Anyone have any hard numbers they'd like to share?
What's your impossible turn floor in your aircraft?
Here's what I learned, the hard way, at a remote field, many years ago. Whatever your 'planned' or 'tested' or 'trained' number is -- double it in a real life situation.
Currently my hard, tested number for my plane, under solo conditions @ 3500' on a hot day(will not test with others in the plane) is 800'. Which means that unless I have ~ 1600' I'm crashing straight ahead.
When it all goes wrong for real, it's amazing how badly one will perform. This is what is so surprising from the recent DFW crash. A well trained, experienced, and solid pilot with acro experience seems to have failed at the impossible turn. It can happen to me, and I'd much rather plow into a street full of cars at a 6 deg angle, going 50MPH than 50 deg angle going 6 MPH(forward).
YMMV, don't try this at home, closed course, pro driver, objects in mirror, and may cause anal leakage.
Pull to idle, best glide speed. First try at pattern altitude and when you've completed the turn, the difference between pattern altitude, and altitude remaining is what you've got. The best scenario is in calm wind. Remember that when you take-off on a wind favored runway and make you're turn, you'll lose headwind and descend faster. NEVER kill the engine (that's just stupid).
I have practiced this at a closed air force base near our home field. Slow flight over the runway and simulate takeoff. In the c150 I can make it back to the airport environment from 500ft agl. I practice at 2000 ft agl for a better safety margin.
I'll keep that in mind to double it.
I know you're right that in a real situation confusion and hesitation will undoubtedly take it's toll. Precious seconds wasted that a simulation just can't replicate because you're prepared.
Next time I go up I will play with bank angles and the angle of attack meter and see what I can do then double it for pre-flight checklist.
Depends on the airplane. I'd try it in a taylorcraft or a champ from one thousand feet but no less. Simply go to 2500 3000 feet and try it. Simple. Or.....try what the instructor with 3000 hours tried in NYS in 2006. She pulled the throttle on the student five hundred feet after takeoff. Stalled . Killed herself, injured the left seat student badly. He survived. Taylorcraft was found to have worn plugs and possible old car gas. I was there, it went down very quickly as she tried to bank into an empty field, not even try to return. In seconds she was dead. No shoulder harnesses, she became the airbag as it hit hard on her side.
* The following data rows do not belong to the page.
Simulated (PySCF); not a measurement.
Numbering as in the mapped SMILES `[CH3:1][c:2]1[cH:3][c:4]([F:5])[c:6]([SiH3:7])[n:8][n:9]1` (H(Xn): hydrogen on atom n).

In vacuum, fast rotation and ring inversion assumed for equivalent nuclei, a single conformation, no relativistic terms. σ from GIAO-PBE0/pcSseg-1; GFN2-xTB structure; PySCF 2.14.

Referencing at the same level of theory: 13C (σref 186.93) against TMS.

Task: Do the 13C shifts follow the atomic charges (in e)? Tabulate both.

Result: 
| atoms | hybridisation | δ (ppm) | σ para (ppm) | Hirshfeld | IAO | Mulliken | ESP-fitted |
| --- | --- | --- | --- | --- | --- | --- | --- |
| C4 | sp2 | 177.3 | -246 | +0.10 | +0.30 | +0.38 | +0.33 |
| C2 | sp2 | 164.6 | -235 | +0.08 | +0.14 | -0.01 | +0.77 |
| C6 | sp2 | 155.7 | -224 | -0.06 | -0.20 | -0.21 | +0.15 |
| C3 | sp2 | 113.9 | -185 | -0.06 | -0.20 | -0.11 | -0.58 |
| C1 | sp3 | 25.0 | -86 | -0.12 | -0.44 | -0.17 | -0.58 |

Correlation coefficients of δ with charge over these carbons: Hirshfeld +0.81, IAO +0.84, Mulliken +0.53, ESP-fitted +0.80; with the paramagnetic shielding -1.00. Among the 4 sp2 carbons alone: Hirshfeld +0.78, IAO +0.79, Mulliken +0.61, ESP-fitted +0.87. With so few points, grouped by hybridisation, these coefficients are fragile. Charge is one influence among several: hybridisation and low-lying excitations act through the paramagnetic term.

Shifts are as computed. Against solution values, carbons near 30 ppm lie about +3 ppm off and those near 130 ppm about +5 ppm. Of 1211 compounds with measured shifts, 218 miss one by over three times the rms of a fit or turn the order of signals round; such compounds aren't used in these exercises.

Student reported she said " I've got it" tried to add throttle but it quit.
Before I try this for real I want some input.
What I want to do is figure out my "impossible turn" altitude.
If I start at a safe altitude and put the plane in take off attitude then pull the mixture ... what I want to do is stop the prop and simulate an engine seize for real. Then turn 180 degrees and record the altitude loss, distance, and time. Will the prop stop? How do I set this up? Should I have a safety pilot and parachute's? Has anyone done this?
I think the next step is to be OVER the numbers at the DER, not abeam.
It's significantly harder.
Unless it's a short runway, you won't be able to glide to the far end and then land, from 600 feet.
That is, unless there is a parallel runway or taxiway, or at least a level field, to land in from abeam the numbers.